My name's Will and I'm a social alcoholic. It's been four months, 12 days and 16 hours since my last drink.
This was the sort of weekend that booze was invented for. Sadly, my abstemiousness leaves me feeling empty and dissatisfied.
I used to hate the 'boom and bust' cycle of the social alcoholic - constantly recovering from one session or building myself up to the next. Now I miss those peaks and troughs of physical and emotional wellbeing. Because without them life is just, well, flat.
It all started on Thursday night. The show on Radio City went pretty well. Yes, my tongue turned to sandpaper during the intro and I sounded more nervous than a peachy buttocked schoolboy on his first day at Eton. Yes, my very first caller was a crank who claimed to have lost a foot while out drinking (Genuine quote: "I don't what happened because I was unconscious, but I'm told they had hacksaws"). And, yes, I may have asked an alcoholic caller if she named her son Jack after Jack Daniels.
However, for a first time, it went well and by midnight I was buzzing. I had a thirst that only an ice cold lager and whisky chaser could quench. I would have loved nothing more than to head straight to Concert Square and neck booze until the pounding in my chest reduced to a manageable rate. I wasn't asking for the resting heart rate of an Olympian cross-country skier. Even a middle-aged man flicking through Freeman's catalogue underwear section would have sufficed. Anything other than novice clubber about to become latest victim of deadly dance drug Ecstasy.
Alas, all I could do to come down from my showbiz-induced high was drive home via a ridiculously circuitous route then eat Hula Hoops and watch crappy cable TV until my body was satisfied that my 15 minutes of fame had come to an end.
By Friday night I was utterly knackered but keen to discuss the strong and weak points of my performance with my Liverpool-based mates. They had all promised to listen to the show, and even to call in if it sounded like I had failed to prompt any genuine callers. The thought of them gathered around the wireless, like some kind of disfunctional family from the 1930s, had given me strength while I sat in that lonely tower high above the city.
How very naive.
Not one of them listened. They went to the pub instead.
Gary, to his credit, did try to Sky Plus it. It didn't work.

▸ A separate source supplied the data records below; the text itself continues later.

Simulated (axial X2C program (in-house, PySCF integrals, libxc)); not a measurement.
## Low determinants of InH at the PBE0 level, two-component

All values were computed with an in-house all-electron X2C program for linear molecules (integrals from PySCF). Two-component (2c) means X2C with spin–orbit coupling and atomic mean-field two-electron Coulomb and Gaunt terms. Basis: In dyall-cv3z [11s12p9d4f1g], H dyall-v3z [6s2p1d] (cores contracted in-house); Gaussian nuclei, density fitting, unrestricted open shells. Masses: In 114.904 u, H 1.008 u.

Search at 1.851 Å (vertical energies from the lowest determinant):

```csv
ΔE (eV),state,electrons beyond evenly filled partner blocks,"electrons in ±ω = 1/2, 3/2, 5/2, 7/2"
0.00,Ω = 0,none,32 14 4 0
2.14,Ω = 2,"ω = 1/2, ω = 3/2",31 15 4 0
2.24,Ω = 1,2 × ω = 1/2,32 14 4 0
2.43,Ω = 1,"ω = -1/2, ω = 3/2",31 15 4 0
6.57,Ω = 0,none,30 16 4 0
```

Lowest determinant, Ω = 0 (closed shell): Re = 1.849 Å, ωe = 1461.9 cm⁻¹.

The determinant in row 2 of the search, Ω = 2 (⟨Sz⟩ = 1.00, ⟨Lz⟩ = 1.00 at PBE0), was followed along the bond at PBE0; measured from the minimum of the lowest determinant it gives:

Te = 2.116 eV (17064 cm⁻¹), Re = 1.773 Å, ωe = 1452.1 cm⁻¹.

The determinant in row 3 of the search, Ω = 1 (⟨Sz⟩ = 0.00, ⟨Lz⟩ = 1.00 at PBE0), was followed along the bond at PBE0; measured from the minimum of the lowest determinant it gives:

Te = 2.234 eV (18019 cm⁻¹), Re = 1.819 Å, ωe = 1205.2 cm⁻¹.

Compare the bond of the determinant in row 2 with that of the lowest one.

Instead, on both Friday and Saturday nights, they expected me to give a blow-by-blow account of the show. A private broadcast, if you like, for people too grand to listen to the radio with Joe Public.
Not that I minded. It's nice to be the centre of attention. But on both nights, as I told the various anecdotes, I couldn't help but feel that such nights are best accompanied by booze. As my throat got sorer, and the rain outside grew heavier, it seemed like the perfect time for a proper booze up. For endless pints, and fancy dinner plans replaced by apologetic phone calls and bags of peanuts, and complicated round systems which mean you are forced to stay in the pub until closing.
When you feel like that, a fresh orange juice and soda water doesn't cut it. I went home early both nights (Coffee House on Friday, Penny Lane Wine Bar on Saturday) and have spent the entire weekend in a fug of mild depression.
I guess all I can do is chalk it down as a glum weekend, pick my chin up, and carry on.
Next weekend will be very different. Gary, Gregg and I are off to Spain to play golf at a fancy resort. I will then be the designated driver as we head to Puerto Banus to mingle with the jet set. I imagine it will be many things, but dull is not one of them.
Wish me luck.
PS. Watched Brokeback Mountain yesterday, which is basically a film about self-denial and an intense, aching, yearning for something you tell yourself you can't have. I know how they feel.
PPS. Just to make it clear, I'm yearning for booze. Not for some rootin' tootin' cowboy lovin.